The license bond statute specifically states that the bond is for the benefit, among others, of one who supplies “materials or equipment for the construction covered by the contract”. NRS 624.273(1)(c). The statute provides for the recovery of “the amount of damage the person suffered to the extent covered by the bond . . . .” There is no mention of any recovery beyond the materials and equipment, and interest and late fees are not damages. The legislature does not identify interest is not an item covered by the bond. Further, the recovery of interest depletes bond funds available to other potential claimants and the general purpose of the bond is to protect the citizenry of Nevada.

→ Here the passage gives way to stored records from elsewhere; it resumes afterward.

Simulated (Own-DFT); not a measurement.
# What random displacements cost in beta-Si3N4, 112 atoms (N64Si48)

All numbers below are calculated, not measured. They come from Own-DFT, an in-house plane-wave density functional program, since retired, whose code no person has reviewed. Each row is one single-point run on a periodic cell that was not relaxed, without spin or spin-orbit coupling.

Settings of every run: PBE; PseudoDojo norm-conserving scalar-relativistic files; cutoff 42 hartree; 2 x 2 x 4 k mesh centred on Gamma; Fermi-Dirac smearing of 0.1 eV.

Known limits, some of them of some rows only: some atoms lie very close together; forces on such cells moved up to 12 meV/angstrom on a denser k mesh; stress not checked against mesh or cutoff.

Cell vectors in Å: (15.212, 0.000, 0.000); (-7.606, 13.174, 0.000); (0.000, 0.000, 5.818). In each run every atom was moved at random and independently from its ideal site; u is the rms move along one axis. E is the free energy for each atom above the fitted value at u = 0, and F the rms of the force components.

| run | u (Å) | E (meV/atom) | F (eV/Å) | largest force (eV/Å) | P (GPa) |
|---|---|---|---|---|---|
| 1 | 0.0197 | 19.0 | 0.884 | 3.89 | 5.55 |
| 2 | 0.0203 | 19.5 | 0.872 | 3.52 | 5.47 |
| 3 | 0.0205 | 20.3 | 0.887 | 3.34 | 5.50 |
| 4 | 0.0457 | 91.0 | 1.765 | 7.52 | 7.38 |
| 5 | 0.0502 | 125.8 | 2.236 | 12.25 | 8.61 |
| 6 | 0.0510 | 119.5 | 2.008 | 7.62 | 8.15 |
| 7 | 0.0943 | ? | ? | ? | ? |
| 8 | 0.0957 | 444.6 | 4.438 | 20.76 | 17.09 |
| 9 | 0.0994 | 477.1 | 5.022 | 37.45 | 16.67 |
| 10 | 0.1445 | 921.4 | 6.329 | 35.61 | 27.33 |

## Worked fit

If the Nevada legislature wanted the bond to cover interest and late charges, it could have so provided as in the mechanic’s lien statute. The mechanic’s lien statute specifically allows an award of interest on the lien and against a lien release surety bond. NRS 108.237. In other contexts, the Nevada Supreme Court determined that interest and late fees are not recoverable because they are not mentioned in the applicable statute. Horizons at Seven Hills v. Ikon Holdings, 373 P.3d 66, 74 n. 8 (Nev. 2016) (“[T]here is no mention in . . . the statute . . . that late fees or interest . . . may be included . . . . We must presume that the Legislature intentionally excluded late fees and interest from the superpriority lien statute.”)
That interest and late fees are not mentioned in the license bond setting underscores the impropriety of such claims. In a lien situation, the court is also allowed to award “any other amounts the court may find justly due.” Id. Again, this language is absent from the license bond statute.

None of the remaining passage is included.